The absolute value of the error is seldom of use in isolation. However, when comparing two competing models, we can use their errors to judge which one of them is better. Although our first model clearly is not the one we would use, it serves a very important purpose in the workflow: we will use it as our baseline until we find a better one. Whatever model we will come up with in the future, we will compare it against the current baseline.
Towards some advanced stuff
Let us now fit a more complex model, a polynomial of degree 2, to see whether it better "understands" our data:
>>> f2p = sp.polyfit(x, y, 2) >>> print(f2p) array([ 1.05322215e-02, -5.26545650e+00, 1.97476082e+03]) >>> f2 = sp.poly1d(f2p) >>> print(error(f2, x, y)) 179983507.878
The following chart shows the model we trained before (straight line of one degree) with our newly trained, more complex model with two degrees (dashed):
The error is 179,983,507.878, which is almost half the error of the straight-line model. This is good; however, it comes with a price. We now have a more complex function, meaning that we have one more parameter to tune inside polyfit()
. The fitted polynomial is as follows:
f(x) = 0.0105322215 * x**2 - 5.26545650 * x + 1974.76082
So, if more complexity gives better results, why not increase the complexity even more? Let's try it for degree 3, 10, and 100.
The more complex the data gets, the curves capture it and make it fit better. The errors seem to tell the same story.
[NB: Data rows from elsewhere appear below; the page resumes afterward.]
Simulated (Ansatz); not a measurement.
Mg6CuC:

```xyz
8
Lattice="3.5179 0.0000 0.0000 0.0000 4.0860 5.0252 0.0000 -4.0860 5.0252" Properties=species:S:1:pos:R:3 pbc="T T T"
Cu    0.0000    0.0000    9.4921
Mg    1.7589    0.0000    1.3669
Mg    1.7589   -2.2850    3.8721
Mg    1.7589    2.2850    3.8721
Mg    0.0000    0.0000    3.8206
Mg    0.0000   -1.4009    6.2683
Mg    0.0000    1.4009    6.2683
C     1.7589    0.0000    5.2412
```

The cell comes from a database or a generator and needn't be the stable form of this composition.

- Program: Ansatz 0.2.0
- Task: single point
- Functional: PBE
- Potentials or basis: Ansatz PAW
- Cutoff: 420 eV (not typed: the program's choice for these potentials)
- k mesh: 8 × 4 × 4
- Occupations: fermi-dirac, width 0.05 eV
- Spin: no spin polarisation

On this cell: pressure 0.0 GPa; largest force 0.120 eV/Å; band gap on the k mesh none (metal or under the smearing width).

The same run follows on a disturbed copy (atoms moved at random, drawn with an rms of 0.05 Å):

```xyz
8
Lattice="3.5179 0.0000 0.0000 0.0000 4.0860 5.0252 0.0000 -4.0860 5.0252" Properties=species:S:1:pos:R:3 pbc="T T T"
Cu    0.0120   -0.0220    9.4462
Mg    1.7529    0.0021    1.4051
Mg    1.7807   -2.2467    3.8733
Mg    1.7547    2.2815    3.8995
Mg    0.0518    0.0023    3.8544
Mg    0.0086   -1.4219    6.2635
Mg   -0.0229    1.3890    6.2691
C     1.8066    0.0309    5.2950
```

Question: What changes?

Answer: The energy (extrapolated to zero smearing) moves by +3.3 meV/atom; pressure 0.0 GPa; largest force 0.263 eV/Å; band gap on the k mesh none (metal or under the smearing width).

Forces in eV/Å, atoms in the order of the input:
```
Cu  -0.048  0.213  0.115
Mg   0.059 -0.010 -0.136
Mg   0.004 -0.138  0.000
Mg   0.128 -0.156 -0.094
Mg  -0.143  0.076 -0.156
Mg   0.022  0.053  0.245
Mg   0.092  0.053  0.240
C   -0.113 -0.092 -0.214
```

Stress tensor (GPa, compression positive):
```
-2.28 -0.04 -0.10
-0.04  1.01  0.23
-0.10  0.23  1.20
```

Error d=1: 317,389,767.339778 Error d=2: 179,983,507.878179 Error d=3: 139,350,144.031725 Error d=10: 121,942,326.363461 Error d=100: 109,318,004.475556
However, taking a closer look at the fitted curves, we start to wonder whether they also capture the true process that generated this data. Framed differently, do our models correctly represent the underlying mass behavior of customers visiting our website? Looking at the polynomial of degree 10 and 100, we see wildly oscillating behavior. It seems that the models are fitted too much to the data. So much that it is now capturing not only the underlying process but also the noise. This is called overfitting.
At this point, we have the following choices:
Selecting one of the fitted polynomial models.
Switching to another more complex model class; splines?
Thinking differently about the data and starting again.
Of the five fitted models, the first-order model clearly is too simple, and the models of order 10 and 100 are clearly overfitting. Only the second- and third-order models seem to somehow match the data. However, if we extrapolate them at both borders, we see them going berserk.
Switching to a more complex class also seems to be the wrong way to go about it. What arguments would back which class? At this point, we realize that we probably have not completely understood our data.
Stepping back to go forward – another look at our data
So, we step back and take another look at the data. It seems that there is an inflection point between weeks 3 and 4. So let us separate the data and train two lines using week 3.5 as a separation point. We train the first line with the data up to week 3, and the second line with the remaining data.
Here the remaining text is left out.